In one place above, and in one place behind the shifter, you find controls for Audiís Multi Media Interface. A screen on the center console amid the dash displays information on all the electronically controllable functions of the A6, and a control pad with eight function buttons and a navigation knob with four supporting selection buttons allow you to sail through the various menus. Most items are east to access between rotations of the knob and the selection of various menus through the buttons surrounding. Some functions are a bit more difficult to locate and operate. Setting up route guidance was not quite easy enough to be intuitive, and we struggled to find the volume adjustment for the voice guidance. We had to seek refuge on the ownerís manual at least twice. Only going to the manual twice is not a big deal; in fact, it was a welcome experience because it was quite easy to peruse. The main problem with the technology being paired with an older customer base less used to computer technology. This is not the same issue with the older still customer base of the A8, or with the far less user friendly technology found in other luxury sedans, but some will struggle. This youngun was pleased with MMI.

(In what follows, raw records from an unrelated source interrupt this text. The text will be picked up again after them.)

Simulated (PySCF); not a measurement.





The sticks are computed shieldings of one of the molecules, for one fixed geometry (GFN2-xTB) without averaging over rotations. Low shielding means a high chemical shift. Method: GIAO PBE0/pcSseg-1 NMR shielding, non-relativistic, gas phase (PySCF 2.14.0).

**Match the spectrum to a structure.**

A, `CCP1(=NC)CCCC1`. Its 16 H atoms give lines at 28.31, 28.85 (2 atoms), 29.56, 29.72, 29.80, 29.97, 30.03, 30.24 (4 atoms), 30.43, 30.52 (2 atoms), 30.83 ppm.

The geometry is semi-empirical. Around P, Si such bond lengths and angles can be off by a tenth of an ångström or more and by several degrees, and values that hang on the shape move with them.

Playing weatherman inside the A6 is extremely easy - and the funny thing is, the weather inside is always as you predict it. Temperature increase and decrease is just a twist of a silver knob, and fan speed adjustment is the same but preceded by the pushing of a button on the upper, outboard corner of the driverís of passengerís knob to select the fan speed screen.
The driver starts the vehicle by either classical or contemporary methods: with key-in-hand, the driver may depress the brake and press a start button located by their right knee. Or, you may insert the key into the switch, which is located on the right side of the steering column. To stop, reverse the key action or press the stop button. At the end of a long day at work, this could be a valued function Ė its just one less thing to do, not having to fish the key out of your pocket. That single annoyance of not being able to find your key in your full pocket, can disturb the relaxing trend of your evening. Besides that, itís a neat little toy that everybody else has and Audi decided they didnít want to be left behind.
With either starting method, the 4.2 liter V8 jumps to life with a light rumble, and then settles into a low idle. The shifter slides easily out of P, through R and N into D. The electronic parking brake is released by your right index finger Ė this cool function borrowed from the A8 was not packaged in the same luxurious manner here as on the bigger sibling. On the A8, the electric motor which released the brake pressure had an interesting semi-futuristic sounding whine; on the A6, whether because of a desire for cost savings in choosing a different motor or because the A6 had 15000 miles on the odometer and the motor was just wornÖthe motor just didnít sound so delightful in its operation.
Of note, the A6 performed like it was brand new after 15000 miles. No creaks, squeaks or rattles. It should be this way after an equivalent of one and a quarter yearís worth of operation under the more intense miles driven by a variety of journalists trying to see what this luxury sedan could do, but itís still worth more than a similar review of a car with 2000 miles on it.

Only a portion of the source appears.